The performance cost of particle lights is almost completely dependent on how much overdraw on the screen they cause. Overdraw comes from the number of lights times the number of pixels affected.

The general strategy when setting up particle lights is to have a very small number of large particle lights, and a larger number of small particle lights. It is important to tweak and profile with the ProfileGPU console command as the cost of particle lights can easily get out of hand. The cost shows up under Lights .

For reference, here are some still images of the above animations with just the Particle Lights emitters.

PL_system_01_still.png PL_system_02_still.png

In this first image, the particle lights are used to accent an already solid particle system, making the sparks and flare feel more physical. Further, very few particle lights exist at any given moment. In the second image, the lights add volume and position to the system, but uses far more particle lights to achieve the effect (over 200).


Adding lights to a particle system is very straight forward:

  1. Open a particle system in Cascade.

  2. Right Click anywhere on the emitter on which you want to have the lights.

  3. Mouse down in the module list to Light -> Light .

  4. Setup your new light module.

Remember: the Light module can only be used on CPU particles, so none of the GPU particles will work with it. You would not break the system adding the module to a GPU emitter, but it will not do anything and you will have a giant red X over the module in the list.

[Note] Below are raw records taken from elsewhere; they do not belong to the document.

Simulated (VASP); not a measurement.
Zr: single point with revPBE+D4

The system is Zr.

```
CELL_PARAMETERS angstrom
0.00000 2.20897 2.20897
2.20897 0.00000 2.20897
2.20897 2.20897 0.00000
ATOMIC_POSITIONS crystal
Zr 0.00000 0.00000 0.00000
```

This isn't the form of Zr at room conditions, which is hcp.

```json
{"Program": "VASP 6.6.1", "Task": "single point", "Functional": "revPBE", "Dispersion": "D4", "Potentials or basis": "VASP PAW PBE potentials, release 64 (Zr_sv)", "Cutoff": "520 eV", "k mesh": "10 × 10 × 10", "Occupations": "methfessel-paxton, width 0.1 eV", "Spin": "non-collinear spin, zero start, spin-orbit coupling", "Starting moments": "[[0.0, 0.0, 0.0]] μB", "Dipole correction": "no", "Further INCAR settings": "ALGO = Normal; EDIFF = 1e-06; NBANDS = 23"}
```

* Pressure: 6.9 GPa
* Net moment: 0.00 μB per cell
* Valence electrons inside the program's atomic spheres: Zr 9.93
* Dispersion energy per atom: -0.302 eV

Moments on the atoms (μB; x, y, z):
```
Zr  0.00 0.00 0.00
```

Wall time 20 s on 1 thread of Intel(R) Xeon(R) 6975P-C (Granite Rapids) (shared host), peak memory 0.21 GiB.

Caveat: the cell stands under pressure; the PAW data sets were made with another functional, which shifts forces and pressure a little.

Use Inverse Squared Falloff

If enabled, Light Exponent will be ignored in favor of having a more realistic falloff based on the radius of the light.

Affects Translucency

When enabled, each particle light will affect lit translucency. This is useful for the emissive trail of a rocket passing through smoke. This property adds significant cost to each particle that is rendered with it, so it is recommended to only have a few particles with this setting enabled.

Preview Light Radius

In the Preview window this will show the radius of the lights in wireframe spheres.

Spawn Fraction

Defines what percentage of particles should have lights attached to them. 1.0 is all particles, 0.5 is half of the particles, and 0.1 is 10% of the particles. Use this for reducing cost when optimizing.

Color Scale Over Life

Like Radius Scale, this multiplies the color of the light by the values entered here to offset the color of the light based on the color of the particle.

Brightness Over Life

Allows you to change the brightness of the light over its lifetime.

Radius Scale

This is a multiplier that defines the range of the light based on the size of the particle. A particle that is scaled by 1 on the X axis will have a radius equal to the Radius Scale but a particle with a scale of 10 on its X axis will have a radius of 10 times the Radius Scale .

Light Exponent

If Use Inverse Squared Falloff is disabled, then this will control the falloff of the light, higher numbers result in a more gradual falloff as light approaches the light radius where as lower numbers will result in a sudden drop off of the light near the light radius.